Expert: Paul Klarreich - 10/7/2009

Question
Can you help me work through this expression?  Thanks
Suppose that
f (x) = sqrt (5x+1)/(4x^2+1)  (the entire equation is in the square root)

Find f'(x), and then evaluate f ' at x = 2.
f'(2)=__________________________

Answer
Questioner: mikel
Country: United States
Category: Calculus
Private: No
Subject: calculus-differentiation rules
Question: Can you help me work through this expression?  Thanks
Suppose that
f (x) = sqrt (5x+1)/(4x^2+1)  (the entire eXPRESSION is in the square root)

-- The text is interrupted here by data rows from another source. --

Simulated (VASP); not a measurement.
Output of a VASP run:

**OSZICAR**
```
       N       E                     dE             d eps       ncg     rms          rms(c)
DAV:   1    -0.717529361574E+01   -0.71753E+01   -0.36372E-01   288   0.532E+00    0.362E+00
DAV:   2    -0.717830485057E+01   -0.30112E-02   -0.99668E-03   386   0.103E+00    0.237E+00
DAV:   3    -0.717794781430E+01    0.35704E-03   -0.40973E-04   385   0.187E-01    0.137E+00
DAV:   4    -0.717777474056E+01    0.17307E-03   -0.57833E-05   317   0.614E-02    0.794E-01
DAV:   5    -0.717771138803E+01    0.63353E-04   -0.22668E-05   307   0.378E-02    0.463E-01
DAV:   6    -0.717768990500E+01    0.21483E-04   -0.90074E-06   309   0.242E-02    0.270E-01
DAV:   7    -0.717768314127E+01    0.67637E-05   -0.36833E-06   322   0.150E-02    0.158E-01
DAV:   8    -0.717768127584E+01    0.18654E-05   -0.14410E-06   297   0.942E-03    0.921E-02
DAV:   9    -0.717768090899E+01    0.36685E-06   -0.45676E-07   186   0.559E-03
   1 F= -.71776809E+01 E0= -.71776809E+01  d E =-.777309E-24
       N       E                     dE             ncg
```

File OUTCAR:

Find f'(x), and then evaluate f ' at x = 2.
f'(2)=__________________________

........................................................

If

f(x) = sqrt[ (5x+1)/(4x^2+1)]  << that is how to write it.

Write:

f(x) = [ (5x+1)/(4x^2+1) ]^1/2

Use the chain rule:

f(u) = u^1/2,   and  u = (5x+1)/(4x^2+1)
          1
f'(u) = --------
       2 u^1/2

and use the quotient rule to get  u'(x):
    (4x^2+1)(5) - (5x+1)(8x)
u' = -------------------------
            (4x^2 + 1)^2

Simplify that, then put it all together.